Monday, February 05, 2007

Bloody Hell!

Ok, here I am at work. We are planning to shuffle the entire 9th floor of my building around. In other words 42 office moves. Forty-Two people will be changing offices. Forty-Two. Not just moving to another floor. That would be too easy. No, we are moving them around. Just. around. from office to office.

So, myself and two of my co-workers just spent two and a half hours figuring out how we can do this, based on the (initially incomplete, didn't get the whole one till we found problems with the first one) list of who goes where. The reason is, some people are going into offices that other people need to vacate first. Only 4 instances have people moving into actual empty offices. So, doing the math... that leaves 38 moves that are in some way dependant on each other. Five of these instances actually have more than three office moves needing to take place before the last person can move in. Anyone familiar with the term Charley Foxtrot?
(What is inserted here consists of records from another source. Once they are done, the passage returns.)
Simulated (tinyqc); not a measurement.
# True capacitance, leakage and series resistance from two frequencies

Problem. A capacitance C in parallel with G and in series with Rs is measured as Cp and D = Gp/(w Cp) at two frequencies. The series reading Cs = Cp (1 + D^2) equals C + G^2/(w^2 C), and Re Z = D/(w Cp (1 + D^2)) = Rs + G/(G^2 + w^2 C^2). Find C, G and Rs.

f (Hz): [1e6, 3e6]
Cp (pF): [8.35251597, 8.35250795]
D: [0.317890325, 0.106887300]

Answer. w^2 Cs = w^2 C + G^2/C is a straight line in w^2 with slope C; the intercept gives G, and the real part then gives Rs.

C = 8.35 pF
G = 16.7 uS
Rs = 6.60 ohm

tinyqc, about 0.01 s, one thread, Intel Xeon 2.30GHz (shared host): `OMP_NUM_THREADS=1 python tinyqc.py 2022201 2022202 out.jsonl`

As far as I can tell most of these moves are not based on helping operations be more efficient or to save space. I asked, multiple times, about the need to move all of these people a lot of whom have moved offices in the last 10 MONTHS. An answer could not be given. Eventually it came down to TPTB (The Powers That Be) want to do this.

In all of my years of working for that most illogical organization, then for the organization that made a twisted sort of sense, doing so many things that I didn’t understand, I don't think I have ever said the words I said to my boss right before we got out of the planning session...

"This is stupid."


eokxkqa said...

walk up to'em and say, "here's yer sign"

Frogspond said...

Ya know what? I should!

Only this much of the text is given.